Public appeal launched to help find lost watercolours of Eric Ravilious

Eric Ravilious
Eric Ravilious

Check the corners of the attic, scour the bootsales or go behind grandma’s sofa - maybe you’ll find a lost painting by Eastbourne’s most celebrated artist.

Eric Ravilious, now one of the best known British artists of the 20th century, produced a remarkable number of watercolours in a career cut short by his untimely death in 1942 while serving as an official war artist.

Over 250 of these watercolours are known, but it is believed that around 40 are lying undiscovered or uncatalogued.

As visitors to the Towner Gallery’s hugely popular recent exhibition of his work will know, Ravilious (1903–1942) is acknowledged as a painter of rare talent. Recently, he has become one of the most widely admired British artists of the 20th century and his work more instantly recognisable for his distinct design.

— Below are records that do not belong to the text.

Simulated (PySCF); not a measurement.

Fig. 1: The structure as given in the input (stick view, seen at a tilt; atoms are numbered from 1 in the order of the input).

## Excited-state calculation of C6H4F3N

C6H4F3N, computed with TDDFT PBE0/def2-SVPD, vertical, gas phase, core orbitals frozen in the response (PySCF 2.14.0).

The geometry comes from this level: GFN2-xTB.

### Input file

As a student at the Royal College of Art, Ravilious was taught by Paul Nash; his contemporaries include Edward Bawden, Edward Burra and Henry Moore.

Ravilious went on to work as a painter, wood engraver, lithographer and designer throughout the 1920s and 1930s. He died aged 39 whilst serving his country during WW2.

The Hedingham Press aims to publish the definitive catalogue of Ravilious’s watercolours, and is launching a public appeal to find those ‘lost’ watercolours.

James Russell, an expert on Ravilious watercolours who founded The Hedingham Press along with British art specialist Gordon Cooke, and designer Robert Dalrymple, said: “They might be held in private collections – even, possibly, public collections – in the UK, Canada, Australia or New Zealand. Ravilious spent his last days in Iceland, so that is also a possibility. We do believe they are out there – our mission is to find and catalogue all of the Ravilious watercolours in the world and produce the definitive book featuring them. We are appealing to anyone who has – or think they might have – a ‘lost’ Ravilious watercolour to get in touch and help us complete this ambitious project.”